Tuesday, 8 December 2015

How to write ghost stories

As darkness falls ever earlier here in the English winter, my thoughts turn  to ghost stories and how to write them.   
In “Some Remarks on Ghost Stories" (1929), the great M R James identifies five key features of the ghost story:

·         The pretence of truth (The fact that you believe, that it could happen, so your reader might believe it)

·         "A pleasing terror"  (Your readers want to be frightened)

·         No gratuitous bloodshed or sex (Self-explanatory: sometimes a hint of gore is more effective)

·         No "explanation of the machinery (Don’t explain how it happened, just that it did)

·         Setting - (Create a sense of place, the reader needs to be there)

I would add that this is about subtlety, this is about making the ordinary scary - my grandmother was not scary but she would be if she walked into my living room because she had been dead 20 years

Bear these hints in mind:

* You have to understand the psychology of the reader, what scares them? With me it’s mirrors and open curtains at night

* Good ghost stories begin with normality, and gradually things develop

* Put people we do not expect in places we do not expect them - I am not scary but if you went home and found me staring at you from your front garden I would be!

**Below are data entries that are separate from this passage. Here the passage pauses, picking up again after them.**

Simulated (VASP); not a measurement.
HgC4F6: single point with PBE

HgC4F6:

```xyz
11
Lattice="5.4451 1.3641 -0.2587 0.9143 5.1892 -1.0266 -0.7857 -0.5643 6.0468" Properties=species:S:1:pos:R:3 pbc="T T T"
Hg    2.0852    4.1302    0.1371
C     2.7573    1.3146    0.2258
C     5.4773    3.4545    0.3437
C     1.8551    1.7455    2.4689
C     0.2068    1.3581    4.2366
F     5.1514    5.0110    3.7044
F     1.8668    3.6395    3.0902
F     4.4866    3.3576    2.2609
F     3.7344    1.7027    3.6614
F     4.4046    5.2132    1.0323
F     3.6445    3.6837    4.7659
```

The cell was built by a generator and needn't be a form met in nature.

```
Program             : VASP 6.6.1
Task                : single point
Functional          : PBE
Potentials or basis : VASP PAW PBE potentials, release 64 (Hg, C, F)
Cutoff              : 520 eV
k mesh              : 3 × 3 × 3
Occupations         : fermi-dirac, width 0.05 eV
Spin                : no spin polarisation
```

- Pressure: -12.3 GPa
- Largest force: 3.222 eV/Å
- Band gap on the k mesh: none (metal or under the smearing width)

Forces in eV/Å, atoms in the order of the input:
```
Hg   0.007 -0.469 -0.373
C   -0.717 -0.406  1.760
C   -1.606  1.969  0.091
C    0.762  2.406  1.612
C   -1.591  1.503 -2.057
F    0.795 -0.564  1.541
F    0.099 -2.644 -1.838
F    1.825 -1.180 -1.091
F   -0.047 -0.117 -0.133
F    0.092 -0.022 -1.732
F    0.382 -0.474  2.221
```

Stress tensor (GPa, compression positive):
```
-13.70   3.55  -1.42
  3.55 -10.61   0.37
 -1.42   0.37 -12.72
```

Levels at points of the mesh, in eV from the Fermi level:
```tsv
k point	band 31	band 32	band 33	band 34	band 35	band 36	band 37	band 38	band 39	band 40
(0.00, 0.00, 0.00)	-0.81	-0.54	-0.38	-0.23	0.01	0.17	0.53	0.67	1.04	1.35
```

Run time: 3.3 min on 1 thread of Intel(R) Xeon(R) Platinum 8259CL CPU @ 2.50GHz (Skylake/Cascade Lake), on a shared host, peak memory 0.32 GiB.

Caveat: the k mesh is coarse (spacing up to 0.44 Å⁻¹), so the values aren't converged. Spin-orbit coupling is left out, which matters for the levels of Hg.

* Less is very much more when it comes to writing ghost stories. You are teasing the reader - drop hints in gradually, build the tension. Hint at something horrible to come

* Use weather  and time of day- as long as you do not overdo it, fog, rain, creaking doors and dead of night can be very effective

 * Take heed of the words of the writer Susan Hill, who said: “The ghost story is a test of the writer’s ability to create atmosphere. When I was planning The Woman in Black, I made a list of essential ingredients of the classic ghost story and after “a ghost” came “atmosphere” – under that heading came “weather” and “place”. Haunted houses? Yes, and for house read “mansion”, preferably old, isolated and in a dark and dismal spot. An ancient chapel, abbey ruins – haunted cloisters are especially frightening. A house with a forest behind it, or a brooding cliff, a cataract, a moor across which the night winds howl – all are a gift to the writer wanting atmosphere. Not all ghosts are Goths and a Gothic tale need not include a ghostly apparition.”

* Think about the impact of media - what scared once does not scare now, in a world of ‘Saw’ we are less scared - except by what goes in our heads. So get inside our heads!